At home, I walk around Virginia Lake often, not just because it’s exercise, but because it restores me in a deeper, almost spiritual way.
At Motutere, that feeling deepens. I sleep better, let go of schedules, and spend long stretches simply looking out at the water.
Even ordinary tasks like cooking dinner or doing the washing feel restorative.
At first glance, this sounds like nothing more than a good rest – but that explanation never quite fits.
It feels less like escape and more like a return, a shift into a different way of being human. Having studied psychology and sociology, I can’t help but ask why.
Part of the answer is physical. Without clocks, alarms and constant artificial light, my days fall back into step with daylight.
Psychology describes this as circadian alignment, when natural rhythms resynchronise, and physiological stress reduces.
Being near water deepens that effect.
Research on what’s sometimes called Blue Mind shows that water calms the brain and settles the nervous system.
In everyday life, our attention is constantly strained by screens, schedules, emails and performance.
In nature, attention is allowed to drift. Psychologists describe this as attention restoration – a well-established theory showing that natural environments reduce stress, improve mood and sleep, and support social connection.
There’s also the pull of familiarity. Because I’ve returned to Motutere since childhood, it has become an emotional landmark – what psychology calls place attachment.
We talk a lot about safe people, but rarely about safe places, even though our bodies remember places through smell, sound, light, and rhythm. When I return, I don’t have to brace; I can just arrive.
Safety, however, is not inherent. It is shaped by whether a place is predictable, welcoming, and accessible.
A space that feels calming to one person can feel hostile to another.
A parent managing a disabled child without accessible toilets will not experience restoration, no matter how beautiful the setting. When vigilance is required, rest becomes impossible.
This isn’t really a story about holidays; it’s about what happens when environments make settling, safety and belonging possible.
We see this sense of regulation closer to home, when places are accessible, familiar and shared.
In Whanganui, this shows up in different forms.
Spaces like Hakeke Street Community Centre, Sport Whanganui, and the riverbank along the Whanganui awa all offer somewhere shared to belong without needing to perform or prove.
At Hakeke Street Community Centre, belonging is relational.

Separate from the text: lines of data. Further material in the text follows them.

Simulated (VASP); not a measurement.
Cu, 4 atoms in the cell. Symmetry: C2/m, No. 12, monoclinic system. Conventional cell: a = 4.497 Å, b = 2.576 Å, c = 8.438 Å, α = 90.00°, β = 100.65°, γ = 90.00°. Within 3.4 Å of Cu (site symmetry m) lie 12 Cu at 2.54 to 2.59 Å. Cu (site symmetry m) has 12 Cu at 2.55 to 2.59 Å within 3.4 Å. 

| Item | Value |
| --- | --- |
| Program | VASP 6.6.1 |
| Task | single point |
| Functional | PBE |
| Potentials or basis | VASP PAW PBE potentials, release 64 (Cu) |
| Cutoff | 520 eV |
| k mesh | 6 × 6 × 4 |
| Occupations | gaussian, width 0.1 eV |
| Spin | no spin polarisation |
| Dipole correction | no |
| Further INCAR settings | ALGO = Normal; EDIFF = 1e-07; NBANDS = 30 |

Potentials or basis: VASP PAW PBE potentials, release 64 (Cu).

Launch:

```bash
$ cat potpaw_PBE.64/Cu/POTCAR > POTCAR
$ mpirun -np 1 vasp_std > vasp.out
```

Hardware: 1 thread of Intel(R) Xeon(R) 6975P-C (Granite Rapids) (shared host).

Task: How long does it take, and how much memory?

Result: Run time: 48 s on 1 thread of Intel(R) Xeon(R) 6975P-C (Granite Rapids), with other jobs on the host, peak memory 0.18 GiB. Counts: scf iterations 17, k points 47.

Through Sport Whanganui, it’s found in movement and participation.
Along the riverbank, we are simply people walking, sitting, reading, chatting, and watching our kids play – especially on sunny or market days.
These spaces don’t work by accident.
They rely on safety, welcome and care being actively maintained rather than assumed.
In te ao Māori, whenua and awa are understood as living entities and relationships, not backdrops, reminding us that wellbeing is relational and place-based.
What these places have in common is that they are free – and that matters more than we often acknowledge.
Free public spaces are among the few remaining places where wellbeing is not means-tested.
Keeping these spaces open and welcoming depends on under-recognised and often underpaid labour.
When that labour is stretched thin, safety and predictability erode, people stop coming, and the costs resurface later in poorer health outcomes, weaker social cohesion, and exhausted families.
Even where free spaces exist, many people lack the time or energy required to use them.
Precarious work, financial stress, caregiving, and harm don’t pause for breaks, and as the cost of living rises, rest and leisure move increasingly out of reach.
We talk about resilience as a personal trait, rather than a predictable outcome of humane and equitable conditions.
Motutere is something I don’t take for granted, not only because holidays cost money, but because access to real rest is unevenly distributed.
Campgrounds can be rare equalisers, but only when people have the time and financial flexibility to step away.
That’s why free public spaces have become frontline infrastructure for collective wellbeing.
When we underfund shared spaces, we don’t remove the need for rest; we shift its provision into the private market.
When community and recreation spaces struggle to stay open, we lose more than services and amenities.
And when we feel connected to place, we are more likely to care for it. Belonging and responsibility grow together.
In shared spaces, hierarchy relaxes. When status drops away, belonging rises.
All of this raises an uncomfortable question: why do we only feel fully human when the pace slows and our surroundings feel safe and welcoming?
We’ve built a culture that asks individuals to self-regulate in environments that continually dysregulate them, promoting resilience and wellbeing tools while eroding the conditions that make those outcomes possible.
Places like Motutere show what’s possible when rest and belonging are part of everyday life.
Our community spaces carry those conditions. At the same time, rates of anxiety, distress, and burnout continue to rise, even as we ask individuals to be more resilient and better regulated.
It’s worth asking whether this is a failure of coping, or a sign that we are no longer taking collective wellbeing seriously enough in the environments we choose to fund, protect, and sustain.
As I write this, watching the light soften and the lake settle for the evening, my body already knows the answer.